The future of customer centricity may ultimately revolve around how the experience left the customer feeling — was the conversation empathetic and personalized, even amid a likely digital-first engagement? Enablement can play a significant role in ensuring the success of a customer-centric journey. The most recent Sales Enablement Analytics Report found that a third of companies are now tracking the level of personalization of customer engagement as a measure of sales effectiveness.

Whether an organization is reevaluating its customer-centric approach or looking to carve out new ones, these strategies will likely play a role in what customer-centricity of the future means for businesses.

Align Enablement Initiatives Through Every Stage of the Buyer’s Journey

Buyers often research on their own before speaking to a sales rep. This provides both a challenge and an opportunity for sellers. The challenge is to overcome any preconceived notions of the company and its product or service. The opportunity for sellers to add value immediately means digging even deeper into what the prospect may be seeking.

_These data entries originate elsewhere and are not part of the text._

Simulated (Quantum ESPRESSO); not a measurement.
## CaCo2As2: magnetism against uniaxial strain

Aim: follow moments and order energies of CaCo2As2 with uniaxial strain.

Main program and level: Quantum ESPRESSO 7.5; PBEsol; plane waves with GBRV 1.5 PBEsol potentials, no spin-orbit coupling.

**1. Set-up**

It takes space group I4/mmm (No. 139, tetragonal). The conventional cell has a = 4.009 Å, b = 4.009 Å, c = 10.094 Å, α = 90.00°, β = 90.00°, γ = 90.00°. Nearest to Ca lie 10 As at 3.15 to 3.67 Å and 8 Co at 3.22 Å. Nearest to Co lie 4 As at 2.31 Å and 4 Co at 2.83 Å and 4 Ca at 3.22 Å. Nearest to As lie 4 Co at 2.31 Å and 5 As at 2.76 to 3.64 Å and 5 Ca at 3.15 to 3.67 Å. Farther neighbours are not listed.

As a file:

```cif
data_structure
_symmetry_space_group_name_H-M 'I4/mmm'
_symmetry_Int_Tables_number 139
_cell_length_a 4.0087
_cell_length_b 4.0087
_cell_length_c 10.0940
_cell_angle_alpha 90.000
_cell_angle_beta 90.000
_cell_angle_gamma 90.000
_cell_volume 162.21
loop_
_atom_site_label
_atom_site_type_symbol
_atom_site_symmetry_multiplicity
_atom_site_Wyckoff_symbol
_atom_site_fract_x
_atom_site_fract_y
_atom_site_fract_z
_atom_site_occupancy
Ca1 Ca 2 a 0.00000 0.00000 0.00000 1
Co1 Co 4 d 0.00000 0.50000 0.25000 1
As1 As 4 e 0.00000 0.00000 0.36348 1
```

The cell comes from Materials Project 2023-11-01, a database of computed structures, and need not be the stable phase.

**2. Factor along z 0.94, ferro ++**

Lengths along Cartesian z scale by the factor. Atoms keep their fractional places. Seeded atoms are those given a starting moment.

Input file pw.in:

“Nowadays, if you look at any buying process, by the time that the potential buyer interacts with you, they’re already more than 50% in the entire sales process, which means that they have already done their research,” said Malvina EL-Sayegh, sales enablement lead at Reachdesk. “They know everything about your company, they have the facts, and often salespeople have to almost act as information checkers, or validating that the information that the prospect has found online is accurate.”

Enablement can help sales reps throughout the buyer’s journey by first matching where the buyer currently stands. For example, if buyers are not quite yet ready in the evaluation stage, jumping right into a demonstration may not be the most effective first step for a seller to take. If the buyer finds themselves more in the vendor categorization stage, sellers could adapt their approach and direct the prospective buyer to the right resources to help them through that process.

“The way sales enablement helps is to make sure that [reps] can practice having those relevant conversations in each stage and help them with their discovery conversation with the customer to ensure they know exactly where the buyer is on their journey,” said Beth Shuman, vice president of sales enablement at QAD.

Setting sellers up for success could mean ensuring that the sales process directly aligns with the customer’s buying process. For enablement practitioners, this helps put buying processes front of mind and ultimately helps to coach sales teams, managers, and leaders to think from the customer’s perspective in addition to their own goals.

“I think being customer-centric is really about understanding the customer process that they go through,” said James Marrable, senior manager of enablement at ServiceNow. “Invariably, I think salespeople, because of the way organizations are structured and because of the pressures they are under, tend to focus very much on the sales process and the things they need to do. They kind of forget about the things that the customer is going through, which is key to driving a deal through.”

Focus on Role-Based Enablement Strategies

When thinking about enhancing the customer’s end-to-end journey, it may be helpful to center enablement activities around the specific roles that a customer may interact with throughout the organization. For example, frontline salespeople will need different information than post-sale team members or employees from the technical or client services teams. Enablement can help ensure everyone is internally aligned for what they need to know to not just close a deal but follow through with an enduring customer relationship.

“I don’t think there’s anything more frustrating for a new customer to come on board and have to answer all of the questions that they just spent the previous six months answering,” said Kevin Casey, director of revenue enablement at Balto. “That’s a big area that we focus on; we’re ensuring that handoff is spotless and it’s seamless for our customers.”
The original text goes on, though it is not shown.